The Stats. 1,000 accessories? Yeah, we know – maybe 200 of them seem to have arrived last month (kidding). 600 million iTunes Songs. Something close to 27 million iPods sold. iPod nano’s about to guarantee the number goes up way further, and without pulling a shuffle to make it happen.
The Middling
iTunes 5. While superior to iTunes 4.9, this seemingly incremental upgrade to iTunes fell a bit short of what people would have expected from a fifth-generation release of the world’s most popular music software. Folders of playlists may have been its most attention-grabbing new feature, while again most of its new features are hidden in preferences menus. The statement, “if it ain’t broke, don’t fix it” may apply here, but Apple’s never been the company to follow that formula.
iPod nano Commercial.
It’s cute. It conveys its message quite well. But it needs a bit more music emphasis. Right now, it sells a gadget, not a tool. We want to love it in the same way as we want to love Apple’s black and silver iPod boxes: it just looks classy and smart, yet as much as we were put off by the silhouette stuff, it doesn’t have equivalent energy.
The Wrong
ROKR. It may be too early to declare the ROKR phone a dud, and we’re certainly not going to do that without fully testing one, but we cannot claim to be excited about it whatsoever. Just because we consume air and water doesn’t mean we’d want to consume both at the same time, and ROKR looks like sort of the same thing right now – an uneasy mix of entertainment and communication necessity that doesn’t seem to have fully addressed most of our concerns.

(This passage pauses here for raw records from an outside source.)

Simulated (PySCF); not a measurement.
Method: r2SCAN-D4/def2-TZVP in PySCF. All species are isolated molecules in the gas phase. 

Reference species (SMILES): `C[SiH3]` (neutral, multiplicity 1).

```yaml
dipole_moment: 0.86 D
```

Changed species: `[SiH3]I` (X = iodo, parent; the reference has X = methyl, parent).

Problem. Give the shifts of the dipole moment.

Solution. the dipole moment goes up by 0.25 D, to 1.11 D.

Could we be eating those words soon? Perhaps. Maybe it is a truly great mobile phone in reception – we couldn’t test the reception inside or in a controlled environment. And maybe it is a great music player despite the awkward interface. We couldn’t test it with our own headphones because they didn’t have an adaptor cable handy. And maybe enough people buy candybar phones that this one’s added iTunes feature will just seem like a nice bonus at relatively low expense.
But suffice to say that this ROKR – a retrofit that felt like a retrofit – was not what we expect from a company with Apple’s incredible design acumen. It has a goofy name, plus a shape and thickness that Motorola’s Ed Zander indirectly disparaged in describing either the SLVR phone at MotoNOW.